While responding to a question about the incident, she pointed to the difficult situation on the border and noted: “Sometimes there may be lack of coordination and such incidents may happen but we do not want any action by Nato forces on our side of the international border.”

In response to another query she explained that there was coordination between the Pakistani and Nato forces in the context of the war against terrorism and in terms of pursuing any “undesirable elements” who may want to cross over into Pakistan or vice-versa.

“That coordination is in the context of taking action against those elements. Any action to be taken inside Pakistani territory has to be taken by Pakistani forces,” she categorically stated.

The spokesperson disagreed with the notion that Pakistan had compromised its sovereignty.

KNIGHTHOOD: Tasnim Aslam was non-committal when asked if the resolutions adopted by the National Assembly and the Senate demanding withdrawal of knighthood title from author Salman Rushdie and apology by the British government also represented the government’s position.

She left it at: “The resolutions by the parliament and by the provincial assemblies represent the sentiments of the people of Pakistan and the sentiments of the public representatives. The government of Pakistan has already made its position known.

“We have deplored this act and we are disappointed that the British government has taken this decision.”
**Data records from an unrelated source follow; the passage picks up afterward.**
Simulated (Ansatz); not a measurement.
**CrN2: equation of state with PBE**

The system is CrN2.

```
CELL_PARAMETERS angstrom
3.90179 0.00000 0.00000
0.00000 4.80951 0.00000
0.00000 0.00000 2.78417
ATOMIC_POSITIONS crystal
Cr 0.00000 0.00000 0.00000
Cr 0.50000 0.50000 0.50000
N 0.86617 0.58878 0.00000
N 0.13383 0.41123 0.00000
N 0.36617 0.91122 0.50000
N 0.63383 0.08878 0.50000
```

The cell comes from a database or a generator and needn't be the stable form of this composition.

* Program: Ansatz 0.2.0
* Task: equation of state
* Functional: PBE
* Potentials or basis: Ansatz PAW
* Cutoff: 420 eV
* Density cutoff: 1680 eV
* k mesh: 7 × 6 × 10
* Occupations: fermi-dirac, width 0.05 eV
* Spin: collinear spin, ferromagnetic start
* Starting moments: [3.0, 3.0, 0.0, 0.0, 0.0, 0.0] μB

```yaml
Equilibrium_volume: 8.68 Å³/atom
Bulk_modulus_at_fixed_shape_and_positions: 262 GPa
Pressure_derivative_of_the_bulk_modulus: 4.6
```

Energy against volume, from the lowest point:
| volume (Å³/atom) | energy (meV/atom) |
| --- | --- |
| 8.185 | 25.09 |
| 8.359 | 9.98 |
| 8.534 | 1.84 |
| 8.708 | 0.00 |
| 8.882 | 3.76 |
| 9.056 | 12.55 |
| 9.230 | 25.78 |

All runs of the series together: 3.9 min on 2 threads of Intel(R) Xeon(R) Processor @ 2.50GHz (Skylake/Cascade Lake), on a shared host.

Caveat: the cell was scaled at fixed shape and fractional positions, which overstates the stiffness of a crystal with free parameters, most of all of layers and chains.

Asked if Pakistan would file a petition with the United Nations given that the UK government had breached the UN Security Council resolution 1624 by awarding knighthood to Rushdie, Ms Aslam said there was no mechanism under which this could be done. However, she said that Pakistan had brought it to the notice of the British government that its decision to confer

knighthood on Salman Rushdie was against the spirit of this resolution, adding: “One, it does not help the efforts to bridge the gaps that may exist between the Muslim world and the West, and two, if there are laws on inciting terrorism and violence they are applicable to all.”

OIC POSITION: When her attention was drawn to OIC’s ‘silence’ over the Rushdie issue, the spokesperson disclosed: “We have formally approached the OIC to take a position on this.”

She declined to comment on why key Muslim countries like Saudi Arabia, Malaysia and Indonesia had remained tight-lipped on this issue.